# Inverse of a self adjoint linear transformation

• Jan 8th 2010, 12:48 PM
laura9010
Inverse of a self adjoint linear transformation
How would I go about showing that the inverse of a self-adjoint linear transformation on a finite dimensional real vector space is also self-adjoint?
• Jan 8th 2010, 01:33 PM
hatsoff
Quote:

Originally Posted by laura9010
How would I go about showing that the inverse of a self-adjoint linear transformation on a finite dimensional real vector space is also self-adjoint?

By definition, $A^*:H\to H$ is the adjoint of $A:H\to H$ if $\langle Ax , y \rangle = \langle x , A^* y \rangle \forall x,y\in H$.

Now, $(A^{-1})^*:H\to H$ is the transformation for which $\langle A^{-1}x , y \rangle = \langle x , (A^{-1})^* y \rangle \forall x,y\in H$, which means

$\langle AA^{-1}x , y \rangle = \langle x , A^*(A^{-1})^* y \rangle \forall x,y\in H$, and therefore

$\langle x , y \rangle = \langle x , A(A^{-1})^* y \rangle \forall x,y\in H$.

The trick is to use this result to prove that $A(A^{-1})^*=I_{|H|}$. It follows that $A^{-1}=(A^{-1})^*$, which is to say that the inverse of $A$ is self-adjoint.
• Jan 8th 2010, 01:39 PM
laura9010
Quote:

Originally Posted by hatsoff
By definition, $A^*:H\to H$ is the adjoint of $A:H\to H$ if $\langle Ax , y \rangle = \langle x , A^* y \rangle \forall x,y\in H$.
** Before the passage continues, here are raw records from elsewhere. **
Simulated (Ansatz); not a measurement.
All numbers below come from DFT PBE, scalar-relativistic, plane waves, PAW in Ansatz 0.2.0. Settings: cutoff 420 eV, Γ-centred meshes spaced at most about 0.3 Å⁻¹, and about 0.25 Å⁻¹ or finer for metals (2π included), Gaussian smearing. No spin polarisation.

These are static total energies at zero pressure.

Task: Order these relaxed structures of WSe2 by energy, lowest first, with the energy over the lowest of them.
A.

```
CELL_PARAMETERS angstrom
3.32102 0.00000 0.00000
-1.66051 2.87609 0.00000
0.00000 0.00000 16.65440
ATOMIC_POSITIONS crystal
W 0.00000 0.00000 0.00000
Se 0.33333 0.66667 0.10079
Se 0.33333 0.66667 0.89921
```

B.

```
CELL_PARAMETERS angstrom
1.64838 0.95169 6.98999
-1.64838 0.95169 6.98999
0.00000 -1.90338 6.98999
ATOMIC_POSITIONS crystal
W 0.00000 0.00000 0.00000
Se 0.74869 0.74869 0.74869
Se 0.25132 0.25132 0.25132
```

Now, $(A^{-1})^*:H\to H$ is the transformation for which $\langle A^{-1}x , y \rangle = \langle x , (A^{-1})^* y \rangle \forall x,y\in H$, which means

$\langle AA^{-1}x , y \rangle = \langle x , A^*(A^{-1})^* y \rangle \forall x,y\in H$, and therefore

$\langle x , y \rangle = \langle x , A(A^{-1})^* y \rangle \forall x,y\in H$.

The trick is to use this result to prove that $A(A^{-1})^*=I_{|H|}$. It follows that $A^{-1}=(A^{-1})^*$, which is to say that the inverse of $A$ is self-adjoint.

Possible alternative:

If M is a hermitian matrix of A, then

$B = {B^t} \Rightarrow {B^t}{B^{ - 1}} = I \Rightarrow {B^{ - 1}} = {\left( {{B^t}} \right)^{ - 1}} \Rightarrow {B^{ - 1}} = {\left( {{B^{ - 1}}} \right)^t}$, and so the inverse of B is hermitian, and so the inverse of the linear transformation is self-adjoint.

Is that correct?
• Jan 8th 2010, 02:57 PM
hatsoff
Quote:

Originally Posted by laura9010
Possible alternative:

If M is a hermitian matrix of A, then

$B = {B^t} \Rightarrow {B^t}{B^{ - 1}} = I \Rightarrow {B^{ - 1}} = {\left( {{B^t}} \right)^{ - 1}} \Rightarrow {B^{ - 1}} = {\left( {{B^{ - 1}}} \right)^t}$, and so the inverse of B is hermitian, and so the inverse of the linear transformation is self-adjoint.

Is that correct?

I don't see how ${B^{ - 1}} = {\left( {{B^t}} \right)^{ - 1}}$ implies ${B^{ - 1}} = {\left( {{B^{ - 1}}} \right)^t}$, but then again I'm very rusty with this sort of thing.

The missing step from my proof is as follows:

$\langle x , y \rangle = \langle x , A(A^{-1})^* y \rangle \forall x,y\in H$

$\implies$ $\langle I_{|H|}x , y \rangle = \langle x , A(A^{-1})^* y \rangle \forall x,y\in H$

$\implies$ $A(A^{-1})^*=I_{|H|}^*=I_{|H|}$.